First-time homebuyers are happy people. They have rented forever and have finally saved enough money to consider buying. Of course, they are too excited to breathe, but there is a reason for the adage, "Look before you leap." They don't want to put down all their hard-earned cash and sign a mortgage only to find out that they purchased a "money pit."
Finances also come into play with a first-time home buyer's homeowner's insurance policy as the mortgage is reflected in that policy. Here is a brief to-do list for you to peruse before saying "yes."
19 Tips for First-Time Home Buyers
Not too bad considering the size of the purchase YOU are considering making. All are vital, but the first six are essential as well.

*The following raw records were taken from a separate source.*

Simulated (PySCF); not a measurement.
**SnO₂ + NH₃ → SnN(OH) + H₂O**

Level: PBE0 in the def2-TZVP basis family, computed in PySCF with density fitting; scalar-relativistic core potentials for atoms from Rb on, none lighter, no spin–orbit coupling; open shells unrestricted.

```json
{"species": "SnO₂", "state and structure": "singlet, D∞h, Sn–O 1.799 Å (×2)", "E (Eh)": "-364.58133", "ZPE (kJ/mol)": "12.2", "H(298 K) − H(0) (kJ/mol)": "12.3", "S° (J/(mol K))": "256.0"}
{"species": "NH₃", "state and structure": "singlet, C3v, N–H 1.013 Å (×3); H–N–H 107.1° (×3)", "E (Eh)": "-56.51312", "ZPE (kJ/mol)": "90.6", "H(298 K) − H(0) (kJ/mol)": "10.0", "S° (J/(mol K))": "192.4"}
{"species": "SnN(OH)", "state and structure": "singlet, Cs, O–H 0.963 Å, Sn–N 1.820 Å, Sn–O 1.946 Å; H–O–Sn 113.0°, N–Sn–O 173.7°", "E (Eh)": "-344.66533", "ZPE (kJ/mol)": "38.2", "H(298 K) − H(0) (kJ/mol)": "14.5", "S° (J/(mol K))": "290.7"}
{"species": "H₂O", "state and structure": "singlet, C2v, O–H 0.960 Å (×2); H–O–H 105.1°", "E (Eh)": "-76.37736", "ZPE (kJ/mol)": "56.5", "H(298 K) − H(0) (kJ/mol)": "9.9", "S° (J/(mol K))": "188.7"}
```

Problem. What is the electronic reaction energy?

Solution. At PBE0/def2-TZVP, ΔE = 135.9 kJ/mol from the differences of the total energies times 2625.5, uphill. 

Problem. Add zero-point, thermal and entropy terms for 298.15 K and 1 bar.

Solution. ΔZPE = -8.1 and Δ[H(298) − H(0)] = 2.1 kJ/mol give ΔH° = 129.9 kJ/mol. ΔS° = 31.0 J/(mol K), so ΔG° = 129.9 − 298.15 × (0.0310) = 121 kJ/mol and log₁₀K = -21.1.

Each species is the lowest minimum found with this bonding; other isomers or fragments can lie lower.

- Credit score. If your credit score is above 800, you are ready to go! If it isn't, take some steps to increase your credit score. The higher the score, the lower the cost of your policy.
- Monthly Bills. The mortgage you are worried about is not the only cost you will have. Now that you are a homeowner, you will have property taxes, homeowners insurance, and homeowner's association dues.
- Home Loan Search. Get approved for the home loan before you start looking for the home. When you get pre-qualified for the loan, you know the price range the bank will accept. You don't want to fall in love with a house to only have your hopes shattered.
- Skip the Listing Agent. If pre-qualified, do not need a listing agent. Instead, get a buyer's agent. They act as an advocate for you. A real estate attorney to go over the paperwork and help make recommendations.
- Think PMI. Don't push yourself to make the 20 percent down payment just to avoid pre-mortgage insurance (PMI). Take the PMI to retain savings in the bank for future unexpected expenses. Keep yourself in the black.
- No Celebrating Until After Close. Be aware that lenders check your finances a second time once you are in escrow to make sure the loan can still go through. So, don't celebrate the purchase until AFTER the close.
- Home Type. A fixer-upper or a brand new home built this year? The fixer-upper costs less but leaves you will have to do the work or pay someone to do it. The new home requires more up front, but there will likely be fewer repairs needed in the first year or so.
- Police Report. What are the crime statistics on the street and neighboring streets? Do not trust the neighbors as they have a vested interest in your purchase of the home. It raises their home value, so do the research yourself.
- Home Inspections. Pay for a proper home inspection! The money you put down to hire the right inspector will save you a fortune on your home insurance down the road. Don't believe a recently built home is free of pests and well-built? You will be asking for trouble. Home builders build quickly to get paid quickly, so there may be mistakes you will have to pay for in the end.
- Comps. Check the comparables (comps). Know the market for the street and the area. Check for foreclosures, REOs (given back to the bank) and short sales.
- Time on Market. How long has the home been on the market? The less time on the market in a hot market means you will have to bid quickly and higher than the offer due to the bidding war among potential buyers. If the home has been on the market for a while due to sluggish demand, you may get away with a steal.
- Flexibility. Ask how flexible the seller is on price. If the demand is low, the seller may be willing to sell for less than asking.
- FSBOs. Look for any For Sale By Owners (FSBOs). You might get a bargain but be careful; the seller may sell it 'as is.'
- Negotiate. Negotiate for credits on repairs not yet done against closing costs.
- Paperwork. Get the paperwork on any contracting work done on the house since the owner purchased. That way you can ask the contractor about warranties.
- Permits. Make sure everything the owner did is permitted correctly. Check with the city permit department for the paperwork. Without it, that part of the house cannot be insured.
- Walkthrough. Do a final walk-through. Without the furniture and carpet, the home is bare. Look for anything off.
- Kids. If you already have kids, you will also need to know where the schools are located.
- Bundle. Bundle your homeowner's insurance and car insurance. It's an easy way to save a lot of money.
Finding Your Perfect Home Takes Patience
Do not expect to find your dream home right away. There are too many variables that play into that decision, too much money at stake and too many feelings of insecurity for you to make that decision quickly. Buying a home takes time, energy, willpower, and patience. Take the time to find the right home for you. Welcome to homeownership!